Implementation
Now we have a design, a model for capturing logic with factsets and rules, it can be implemented using any programming language. Up until this point, we did not bother with any code, and we will keep it that way. Still we can make some suggestions for any implementation.
General datastructures vs Classes
The things that contain our data (terms, wrapped in facts) can be implemented in different ways. One way is to use generic data structures like (hash)maps/dictionaries found in all programming languages. This data structure does not make assumptions about its content and that makes them very versatile. But you may prefer strict objects for your data. A person
can not have a property screen_brightness
(for humans are no computer screens, after all). Many languages have “classes” in one way or more. This strictness helps preventing certain mistakes.
In our reference implementation, terms can be implemented with both of those strategies. Both can be beneficial in the right context. A term interface guards that those implementations can be treated the same. For example, they can both enumerate their field names, and equality checks happen in an order independent way.
Factsets
Factsets are things that support a certain set of function (count, iterate facts, filter, etc). Multiple implementations exist, covered by an interface, to allow efficient processing of data.

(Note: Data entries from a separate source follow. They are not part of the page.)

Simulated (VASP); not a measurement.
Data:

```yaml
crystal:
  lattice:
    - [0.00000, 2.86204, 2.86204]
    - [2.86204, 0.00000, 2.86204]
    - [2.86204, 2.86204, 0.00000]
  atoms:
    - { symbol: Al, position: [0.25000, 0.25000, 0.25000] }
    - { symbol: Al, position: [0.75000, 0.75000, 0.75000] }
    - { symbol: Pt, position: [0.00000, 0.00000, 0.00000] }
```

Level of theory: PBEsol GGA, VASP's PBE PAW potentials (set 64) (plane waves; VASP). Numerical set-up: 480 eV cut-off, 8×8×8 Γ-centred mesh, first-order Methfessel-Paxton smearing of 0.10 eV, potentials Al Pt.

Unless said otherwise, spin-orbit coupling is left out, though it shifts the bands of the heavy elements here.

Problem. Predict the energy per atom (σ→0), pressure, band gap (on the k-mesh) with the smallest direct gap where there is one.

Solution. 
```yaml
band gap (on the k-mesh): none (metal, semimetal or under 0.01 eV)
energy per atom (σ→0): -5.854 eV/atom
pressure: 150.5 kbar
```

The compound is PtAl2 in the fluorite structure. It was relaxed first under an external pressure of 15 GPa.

The most general factset implementation is a class that embeds a hashmap to do its bookkeeping. Keys of this map are the part names and the values are lists of facts. In a way you don’t need more.
A special implementation allow just for a single part, and just stores the facts in a list. Internally this is used a lot, and some operations become cheaper to perform.
An even more reduced implementation is the empty factset. As you can guess, no facts are contained at all. This is a very common value, to denote “no result”, and is worth optimizing for.
A concatenated factset was already mentioned before. Being able to combine factsets in constant time, \(\mathcal{O}(1)\) as computer scientist would say, simply means instantaneous results, independent of the number of facts contained.
Another special mention is the SQL factset. Instead of storing facts in memory, it translates operations into SQL, so a connected database can be queried. A count
becomes SELECT COUNT(*) AS n FROM TABLE 'partname';
under the hood. Filtering requires translation of the predicate objects to proper WHERE
expressions. When special operations can’t be translated into SQL, all data will have to be copied into an in-memory, general, factset.
Remember factset are immutable. In case of a database backed fact set, that is very evident, as one is often not allowed to change data, but only to read from it.
Also, a combined (concatenated) factset can be made up from different implementations (a database, REST API, in memory data), without a user having to care about this.
Rules
Rules are pure functions leaving the input intact. That means, if the slightest tweak to the data is to be performed, the data will need to be copied (or referenced) into a new factset object. The “setpart” operation, assigning a new name to a factset is used often. It is a building block used every time you use an assignment. But changing the name modifies the factset, right? Cheap copies of factset, just overwriting the name, is an optimization that pays off quickly and was implemented for that reason.
Since the interface factset -> factset
for a rule is so uniform, we can benefit from making high level tools to validate and represent rules in different ways in a general way. Apart from a rule’s apply()
function, there is an ast()
function that generates an Abstract Syntax Tree (AST) of the rule, so its components can be visited in a uniform way.